Sunday, January 29, 2012

The Kwanstain Has Been Doomed For A Century

The fate of the 'Stain has been a given since the first World War.

Once the Federal Reserve (never ratified according to the Constitution) was allowed to stand, the business of politics turned into a looter's free-for-all and had achieved nearly irreversible corruption by the time the 'Stain entered Vietnam.

You see, once you give an inch to the ponerology, you have given a mile. Once they have a mile, they proceed to take it all.

Somehow, I understood this when I was a very young boy. I knew the substance had been replaced with the appearance from a young age. Nobody had to explain it to me, I just saw it in the things around me. I sensed this was the tide going out for my generation by the time I was twelve.


Anonymous said...

Cuban Missile Crisis, the Sequel; $3,000 Gold Possible:

From the article the following quote stands out:

"In his book, Clark makes a case for a world that will most probably include a future riddled with war in the Middle East, as the U.S. takes preemptive measures to secure—not only oil—but more importantly, to assure a continuation of dollar hegemony in global trade as a means of preventing a Greenback collapse as a medium of exchange and value...In the essay, Clark cites an anonymous source who told him the NY Fed (through the Treasury ESF) ultimately dictates foreign policy via the U.S. dollar, and that any threat to the artificial support of the dollar must illicit an immediate response at the NSA level."

Anonymous said...

Actually, the fate of your former country has been plain since its inception. It was a country founded by freemasons and progressives, and it is no wonder that it took so little time for it to become a neo-feudalist industrial slaughterhouse run by bankers and jews.

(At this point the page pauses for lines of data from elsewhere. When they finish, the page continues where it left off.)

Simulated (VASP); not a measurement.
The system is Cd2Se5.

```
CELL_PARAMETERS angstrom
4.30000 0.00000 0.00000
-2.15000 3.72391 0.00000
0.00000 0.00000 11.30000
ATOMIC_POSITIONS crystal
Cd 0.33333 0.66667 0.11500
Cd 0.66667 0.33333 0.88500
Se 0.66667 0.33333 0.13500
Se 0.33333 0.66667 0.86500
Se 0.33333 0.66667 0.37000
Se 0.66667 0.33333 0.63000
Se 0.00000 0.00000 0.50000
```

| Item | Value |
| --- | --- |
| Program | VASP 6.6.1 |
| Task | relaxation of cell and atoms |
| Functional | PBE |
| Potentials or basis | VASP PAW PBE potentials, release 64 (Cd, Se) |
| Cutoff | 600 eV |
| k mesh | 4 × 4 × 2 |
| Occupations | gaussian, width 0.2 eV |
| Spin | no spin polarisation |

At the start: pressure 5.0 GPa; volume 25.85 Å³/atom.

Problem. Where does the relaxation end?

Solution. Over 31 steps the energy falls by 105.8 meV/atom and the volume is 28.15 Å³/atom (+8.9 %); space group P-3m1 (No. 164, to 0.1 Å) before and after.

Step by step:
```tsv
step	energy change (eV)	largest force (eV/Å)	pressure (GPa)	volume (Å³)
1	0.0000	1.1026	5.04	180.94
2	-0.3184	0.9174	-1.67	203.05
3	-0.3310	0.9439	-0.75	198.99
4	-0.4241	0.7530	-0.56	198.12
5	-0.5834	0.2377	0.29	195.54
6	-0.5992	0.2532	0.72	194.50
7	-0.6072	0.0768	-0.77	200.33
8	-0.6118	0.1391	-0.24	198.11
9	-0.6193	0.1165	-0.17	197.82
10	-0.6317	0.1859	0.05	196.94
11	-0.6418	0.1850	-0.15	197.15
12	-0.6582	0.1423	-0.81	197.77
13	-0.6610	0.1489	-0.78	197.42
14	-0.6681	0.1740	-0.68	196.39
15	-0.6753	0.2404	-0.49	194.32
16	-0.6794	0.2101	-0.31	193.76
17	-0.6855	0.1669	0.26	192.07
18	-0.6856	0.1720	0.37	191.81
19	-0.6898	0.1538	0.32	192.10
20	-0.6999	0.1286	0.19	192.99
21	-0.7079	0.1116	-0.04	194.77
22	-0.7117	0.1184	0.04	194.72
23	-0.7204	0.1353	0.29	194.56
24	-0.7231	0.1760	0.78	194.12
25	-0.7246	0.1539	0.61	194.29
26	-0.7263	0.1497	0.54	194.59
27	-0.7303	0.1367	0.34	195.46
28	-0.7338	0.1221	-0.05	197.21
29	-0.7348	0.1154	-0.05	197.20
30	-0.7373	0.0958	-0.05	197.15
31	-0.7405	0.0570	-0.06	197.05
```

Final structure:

It was always a utopia of broken dreams and lies. Read the statements of the many immigrants who went there hoping for a better life and became wage slaves or cannon fodder. This was never the exception and always the rule. You speak of your country as if it just recently became so. It was always so.

jer_the_bear said...

As a Canadian child, I can remember walking to the corner store and buying a soda or a chocolate bar for a dime. This was 1971. In 1974 it was a quarter. All I remember of those days was the imposition of the metric system and going off the gold standard. Though I never understood the purpose of either at the time, being a lad of nine, I remember the impression they made on me to this day.